The Rays’ Brandon Lowe, right, celebrates with teammate Randy Arozarena after homering off White Sox starting pitcher Lance Lynn during the third inning Monday night.

Charles Rex Arbogast/AP

The White Sox hosted the Rays Monday night in an anticipated matchup of the teams with the best records in baseball.

They tried to minimize the meaning of a 5-2 loss, especially with 96 games to play.

“I mean, it was 60 games [66th of the season], so we’ll leave it at that,” said Sox right-hander Lance Lynn, who allowed three runs on a pair of early homers. “But they are a really good team. We knew that coming in, and they were able to get some runs early, and then they were able to add on late. That’s what we aspire to be.

“It’s June, nobody gives a s---.”

Lynn smiled after he said it, matter-of-factly. Perhaps, but he also knows the Sox will have to be better against the better teams than they were Monday. The Rays (43-24), the defending American League champions, won for the seventh time in eight games and snapped the Sox’ four-game winning streak.

“We have some guys seeing what a team that was in the World Series looks like,” Lynn said. “They have some talent top to bottom, guys who can pitch and who give you all kind of different looks coming out of the bullpen. It was a good challenge for us overall.”

Rays right-hander Tyler Glasnow allowed two runs and left after four innings with a tight elbow. But the Rays’ bullpen strung together five zeros. The Sox (41-25) had five hits, including Tim Anderson’s single leading off the eighth that put the tying run at the plate, but right-hander Diego Castillo picked him off for the first out.

“Well, I’d like to see the move,” manager Tony La Russa said, “but, yes, he had a green light to go, and he’s got excellent judgment. He got picked. It’s not a bad baseball play when you’re trying to steal a base to get picked off. It’s better to be picked off than to be thrown out at second.

“He didn’t do anything wrong.”

The matchup before 18,024 fans at Guaranteed Rate Field marked the first Sox game since July 20, 2006, at Detroit in which both teams owned the top two records in baseball.

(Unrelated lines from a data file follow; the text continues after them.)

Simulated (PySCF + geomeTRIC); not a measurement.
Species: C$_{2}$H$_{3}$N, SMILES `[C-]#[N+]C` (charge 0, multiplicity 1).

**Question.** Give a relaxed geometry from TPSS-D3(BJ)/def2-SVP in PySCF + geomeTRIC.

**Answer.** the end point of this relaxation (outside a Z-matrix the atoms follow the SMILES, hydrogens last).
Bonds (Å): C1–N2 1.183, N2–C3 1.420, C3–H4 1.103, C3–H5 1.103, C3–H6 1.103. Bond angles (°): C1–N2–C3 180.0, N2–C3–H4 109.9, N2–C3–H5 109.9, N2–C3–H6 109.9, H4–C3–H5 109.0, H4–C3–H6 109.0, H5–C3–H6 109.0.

The Rays were aggressive early in counts against Lynn (7-2, 1.66 ERA), who wasn’t at his very best but logged a workmanlike six innings, leaving with the Sox trailing by a run. Lynn served up a two-run homer to cleanup man Austin Meadows in the first and a solo shot to leadoff man Brandon Lowe in the third, putting the Sox in a 3-0 hole.

“I made two mistakes,” Lynn said. “One was a decent pitch, and he made a good swing and kept it fair. The other one was a bad sinker down and in, especially with two outs. You can’t make that pitch right there.”

The Sox flashed some speed, scoring two in the third. Leury Garcia doubled, advanced on Danny Mendick’s fly to right and scored on a wild pitch that didn’t bounce far away from catcher Mike Zunino. But Garcia got a good read on it and a quick jump. After Anderson’s hustle double with two outs, Brian Goodwin poked a single to left, scoring Anderson.

Randy Arozarena’s homer against left-hander Garrett Crochet in the eighth, the first allowed by the rookie, ended Crochet’s scoreless-innings streak at 16 and gave the Rays a 4-2 lead. An error on Sox reliever Jose Ruiz covering first allowed the Rays’ fifth run to score in the ninth.

“It was an even-steven game that got away from us at the end,” La Russa said. “We had a couple of chances. I liked the way we competed.

“I am impressed [by the Rays], but I’m also impressed by the White Sox. We were a one-run game [until the eighth inning]. So I was impressed with both teams.”